The challenge is being driven by the growing trend of online shopping, which is taking an increasingly bigger bite of retail sales. But the challenge isn’t unique to Canada, or even this continent. A report released in October 2013 by the Nordic Council of Shopping Centers, the association for the shopping centre industry in the Nordic countries, warned that online retail sales “pose a substantial threat to the industry.”
The report, titled “Online Retail – Threat or Opportunity for Shopping Centers,” said, “Those players that are unprepared and not already taking action to see off this competition may well be squeezed out. For those that recognize the challenges ahead and meet customers’ demands, there are more opportunities on the horizon than threats.”
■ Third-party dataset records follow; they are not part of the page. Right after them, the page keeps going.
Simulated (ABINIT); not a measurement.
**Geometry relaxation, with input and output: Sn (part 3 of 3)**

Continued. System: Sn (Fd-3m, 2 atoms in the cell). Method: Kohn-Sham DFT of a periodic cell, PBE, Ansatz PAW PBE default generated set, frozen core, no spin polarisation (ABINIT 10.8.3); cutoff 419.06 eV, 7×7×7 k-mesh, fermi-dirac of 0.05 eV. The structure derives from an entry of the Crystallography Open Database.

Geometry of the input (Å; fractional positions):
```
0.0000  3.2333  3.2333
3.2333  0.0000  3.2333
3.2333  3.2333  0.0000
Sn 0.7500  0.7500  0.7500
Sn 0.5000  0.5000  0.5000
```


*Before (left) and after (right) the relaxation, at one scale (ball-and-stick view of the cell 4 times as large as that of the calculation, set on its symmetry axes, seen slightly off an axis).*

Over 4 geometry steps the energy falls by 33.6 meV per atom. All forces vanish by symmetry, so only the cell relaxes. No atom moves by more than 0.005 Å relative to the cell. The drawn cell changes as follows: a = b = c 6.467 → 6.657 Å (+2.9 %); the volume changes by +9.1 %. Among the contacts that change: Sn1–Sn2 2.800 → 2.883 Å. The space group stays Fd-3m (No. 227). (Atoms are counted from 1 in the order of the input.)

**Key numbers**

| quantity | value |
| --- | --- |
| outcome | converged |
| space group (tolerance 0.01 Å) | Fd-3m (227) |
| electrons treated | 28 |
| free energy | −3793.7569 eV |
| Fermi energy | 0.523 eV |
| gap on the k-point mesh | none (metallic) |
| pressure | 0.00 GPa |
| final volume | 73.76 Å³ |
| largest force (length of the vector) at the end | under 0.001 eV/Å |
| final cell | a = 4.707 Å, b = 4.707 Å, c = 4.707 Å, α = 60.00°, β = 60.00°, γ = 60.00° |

Right now, retail stores might be hard-pressed to see the opportunities. Future Shop represents the latest in a string of recent store closures across Canada. Online shopping offers certain key advantages including lower prices and the convenience of shopping from home, and those are huge obstacles for retail stores to try to overcome. The Internet also offers consumers a broader range of choices than they will find in any store because the online “store” has no walls – or borders.
The Nordic Council report also says, “Within the next decade the first Internet generation will enter employment and start earning, buying homes and having children. This means that the retail trade and shopping centres will have to deal with customers who have grown up with the Internet. The following decades will see the gradual disappearance of generations unfamiliar with the Internet, to be replaced with ever more Internet-savvy customers. How these future customers will shop has yet to be seen.”
One thing that is already known is that many of today’s consumers are opting to shop online. Many retailers have adjusted to the trend by creating an online shopping component along with the traditional stores.
The Nordic Council report suggests stores can attract customers by offering attractive store concepts, and while it is talking about shopping centres, the same would seem to apply to stores in general. But perhaps the biggest advantage stores have over online shopping is the personal aspect. People can interact with store personnel, find out information about the product, have questions answered, and receive help with understanding how the product works, which can be especially important with technology items.
Another big advantage retail stores can offer over online shopping is the ability to provide quick customer service in the event of dissatisfaction with the product. For products purchased online, it can be a hair-pulling experience requiring phone calls or online messages that may or may not produce the desired results. An in-store staff can make such an experience much less frustrating for consumers, and that can go a long way toward building customer loyalty. There are countless local businesses that can testify to the value of good old-fashioned customer service.
While it’s true that today’s young people have grown up with the Internet, they might come to appreciate the experience afforded by shopping in a place where they can see, touch and try out the product, and receive assistance from a friendly and helpful sales person. That might trump the impersonal nature of an online purchase.
It’s an advantage that could be important if retail stores are to successfully compete with online shopping in the coming years.